Hi, I’m Darin. And I’m addicted to Downton Abbey.
Now, the proper response for all of you would have been, “Hi, Darin,” and we all would have worked on our similar conflict together. However, I’m guessing that my initital statement elicited nothing more than eye rolls and shaking of heads — particularly from the male readers.
I admit that I resisted the show for its first couple seasons. I really didn’t have any interest in watching anything about an elite British family during the early parts of the 20th Century, and I figured I was safe with my usual slate of programming, which fluxuates between the Cartoon Network and television dramas featuring gratuitous violence and scantily-clad ladies.
Why would I mess up the perfect formula of entertainment by watching old British people drink tea with their pinkies pointing out and suffer through hearing them complain about not being able to find any good help these days?
Yeah, not really my cup of tea, so to speak.
But I kept hearing from others how good the show was, and then started getting bombed on the subject by our publisher, Susan Lyons, and decided to check it out. The first two seasons were on Hulu, and I already subscribe to the service, so I decided to take a look. Hey, it wouldn’t cost me anything.
I nearly didn’t finish the first episode. It was slow, and stodgy, and very British. I felt as if the characters were being forced down my throat, and I began looking around the living room for a magazine or something to leaf through until the show was over and done with. But I noticed I was paying a little more attention as the episode went on, and I ended up watching another as soon as that one was done.
And within about two days, I was on Season 2.
Actually, of the three seasons that have aired to this point (and, yes, I did pay to download the third season from iTunes), the second was my favorite. It took place during WWI, and it really showed through narrative how everyone was affected by the war. Servants of the mansion, as well as a few of the “proper gentlemen” were sent off to fight, the family dove into volunteerism by opening their doors to wounded soldiers as a respite, and cooks from various estates bonded together to serve food to servicemembers who had come home and were struggling.

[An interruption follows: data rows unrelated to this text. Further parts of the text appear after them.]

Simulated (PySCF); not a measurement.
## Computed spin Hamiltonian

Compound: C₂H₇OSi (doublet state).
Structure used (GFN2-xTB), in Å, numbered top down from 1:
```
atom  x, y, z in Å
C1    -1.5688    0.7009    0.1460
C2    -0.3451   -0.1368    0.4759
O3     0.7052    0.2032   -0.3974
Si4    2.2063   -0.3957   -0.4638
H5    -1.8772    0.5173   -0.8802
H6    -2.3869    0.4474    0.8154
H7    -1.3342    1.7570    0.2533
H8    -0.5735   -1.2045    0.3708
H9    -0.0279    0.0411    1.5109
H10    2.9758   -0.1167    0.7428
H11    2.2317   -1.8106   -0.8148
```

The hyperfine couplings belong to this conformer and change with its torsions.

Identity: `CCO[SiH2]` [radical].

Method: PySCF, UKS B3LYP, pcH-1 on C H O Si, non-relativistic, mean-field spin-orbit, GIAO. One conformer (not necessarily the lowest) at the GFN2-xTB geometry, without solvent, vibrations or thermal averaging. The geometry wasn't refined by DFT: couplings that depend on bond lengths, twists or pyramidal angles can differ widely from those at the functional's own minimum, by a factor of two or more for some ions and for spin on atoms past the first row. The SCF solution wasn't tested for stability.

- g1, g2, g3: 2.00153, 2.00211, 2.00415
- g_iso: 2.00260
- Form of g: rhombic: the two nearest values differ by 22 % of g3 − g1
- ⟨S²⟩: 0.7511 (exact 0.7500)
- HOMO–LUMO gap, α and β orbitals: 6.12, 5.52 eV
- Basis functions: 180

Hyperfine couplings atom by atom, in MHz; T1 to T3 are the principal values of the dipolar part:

I realized that we give a lot of lip service to supporting our troops nowadays, but what they depicted in the show was so sincere and genuine, it made me question my own efforts today. They all acted as if they were in the war together, and they each had their roles to play. Of course, it is a show, so I’ll take the education factor for what it is, but it was nice to see, and caused me to look into myself. And that’s often a good thing for all of us.
Now, don’t get me wrong. This is a soap opera. I’m not trying to hide that, or sugarcoat the fact that you have to sit through some odd moments of drama that don’t actually make sense when you look back at them mentally, but it is so well-written, and so superbly-acted, that it seems believable while you are watching it, and that’s what really matters in the end, right?
When I told Susan I was going to write this column, she was adamant that I not offer any spoilers for people who haven’t seen the show yet, or who are still catching up on watching it. I wondered for a second how I was going to justify my love for a soap opera without telling specifically what I like about it, and figured I’d just give general guidelines for viewing:
First, do not become attached to any characters on the show. Trust me on that.
Second, if you have an entire season at your disposal, do not start watching it late at night. Each episode ends with you wanting more, and the next thing you know you are turning up the volume because the early-morning birds are making a racket outside and you have to be at work in 12 minutes, and you realize that you still have to shower, shave and stuff something down your throat before you run out the door, but you want to see who’s wearing what to dinner and ...
But I digress.
Third, and this might be the most important of all, watch this show with an open mind. These are complex characters, and most of them will take you on a mental roller coaster if you try to pigeon-hole them as “good” or “bad.” Just enjoy the ride.
Though I pushed off watching this show for three years, and never felt as if I was really missing anything, I’m not sure how I’ll wait out the next season. Probably on the Cartoon Network.